1. Baptism

Holy Baptism is the basis of the whole Christian life, the gateway to life in the Spirit (vitae spiritualis ianua), and the door which gives access to the other sacraments. Through Baptism we are freed from sin and reborn as sons of God; we become members of Christ, are incorporated into the Church and made sharers in her mission: “Baptism is the sacrament of regeneration through water and in the word.”

What is the outward, visible sign in baptism?
Water, in which candidates are baptized “In the name of the Father, and of the Son, and of the Holy Spirit,” the name of the Triune God into whom the candidate is baptized and made part.

What is the inward, spiritual grace set forth in baptism?
The grace set forth is a death to sin and a new birth to righteousness, through union with Christ in his death and resurrection (Romans 6:1–6).  I am born a sinner by nature, separated from God, but in baptism, rightly received, I am made God’s child by grace through faith in Christ.

What is required of those who are baptized?
Repentance, in which I turn away from sin; and faith, in which I turn to Jesus Christ as my Savior and Lord, and embrace the promises that God makes to me in this sacrament.

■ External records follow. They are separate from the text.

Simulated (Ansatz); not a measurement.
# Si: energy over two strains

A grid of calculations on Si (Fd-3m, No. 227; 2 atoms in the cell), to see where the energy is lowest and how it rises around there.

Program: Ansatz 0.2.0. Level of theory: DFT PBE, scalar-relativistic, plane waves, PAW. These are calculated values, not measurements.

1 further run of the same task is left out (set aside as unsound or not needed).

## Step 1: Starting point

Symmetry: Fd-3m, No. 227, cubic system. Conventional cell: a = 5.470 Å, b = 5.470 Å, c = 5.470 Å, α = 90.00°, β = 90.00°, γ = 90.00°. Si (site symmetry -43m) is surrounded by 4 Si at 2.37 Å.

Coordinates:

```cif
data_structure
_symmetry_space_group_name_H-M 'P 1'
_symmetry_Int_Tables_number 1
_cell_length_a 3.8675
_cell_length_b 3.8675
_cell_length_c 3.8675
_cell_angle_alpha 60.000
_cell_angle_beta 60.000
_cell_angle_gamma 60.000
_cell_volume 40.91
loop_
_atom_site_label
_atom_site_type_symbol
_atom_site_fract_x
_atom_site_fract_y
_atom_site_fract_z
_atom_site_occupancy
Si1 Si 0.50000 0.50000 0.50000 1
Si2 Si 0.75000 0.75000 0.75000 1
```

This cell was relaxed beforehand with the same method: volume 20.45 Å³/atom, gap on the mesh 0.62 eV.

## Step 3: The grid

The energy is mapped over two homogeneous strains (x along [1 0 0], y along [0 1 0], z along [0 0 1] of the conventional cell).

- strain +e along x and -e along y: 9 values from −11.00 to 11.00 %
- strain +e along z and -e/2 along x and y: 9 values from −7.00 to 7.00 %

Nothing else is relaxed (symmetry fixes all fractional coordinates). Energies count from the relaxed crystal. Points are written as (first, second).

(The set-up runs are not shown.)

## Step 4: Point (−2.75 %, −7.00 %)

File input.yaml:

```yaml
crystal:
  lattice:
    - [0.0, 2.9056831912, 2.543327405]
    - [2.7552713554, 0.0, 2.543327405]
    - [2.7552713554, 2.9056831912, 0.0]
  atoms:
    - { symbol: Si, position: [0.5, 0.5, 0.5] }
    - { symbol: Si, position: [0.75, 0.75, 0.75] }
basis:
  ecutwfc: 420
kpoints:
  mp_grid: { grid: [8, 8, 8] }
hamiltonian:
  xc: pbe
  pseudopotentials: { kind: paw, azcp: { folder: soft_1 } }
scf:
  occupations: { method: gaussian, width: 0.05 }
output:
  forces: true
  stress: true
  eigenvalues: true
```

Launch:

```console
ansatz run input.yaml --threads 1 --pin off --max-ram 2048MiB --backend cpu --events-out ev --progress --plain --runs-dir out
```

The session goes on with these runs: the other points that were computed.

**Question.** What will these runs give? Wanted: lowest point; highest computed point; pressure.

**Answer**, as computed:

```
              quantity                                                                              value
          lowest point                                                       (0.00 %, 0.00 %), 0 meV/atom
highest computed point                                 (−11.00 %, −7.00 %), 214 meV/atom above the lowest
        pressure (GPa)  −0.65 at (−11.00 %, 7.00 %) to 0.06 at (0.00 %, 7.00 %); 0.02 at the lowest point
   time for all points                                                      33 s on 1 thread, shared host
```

Why is it appropriate to baptize infants?
Born with a human nature tainted by original sin, children also have need of the new birth in Baptism to be freed from the power of darkness and brought into the realm of the freedom of the children of God, to which all men are called. The sheer gratuitousness of the grace of salvation is particularly manifest in infant Baptism.

Christian parents will recognize that this practice also accords with their role as nurturers of the life that God has entrusted to them.

By its very nature infant Baptism requires a post-baptismal catechumenate. Not only is there a need for instruction after Baptism, but also for the necessary flowering of baptismal grace in personal growth. The catechism has its proper place here.

Baptism is an indelible mark.
Incorporated into Christ by Baptism, the person baptized is configured to Christ. Baptism seals the Christian with the indelible spiritual mark (character) of his belonging to Christ. No sin can erase this mark, even if sin prevents Baptism from bearing the fruits of salvation. Given once for all, Baptism cannot be repeated.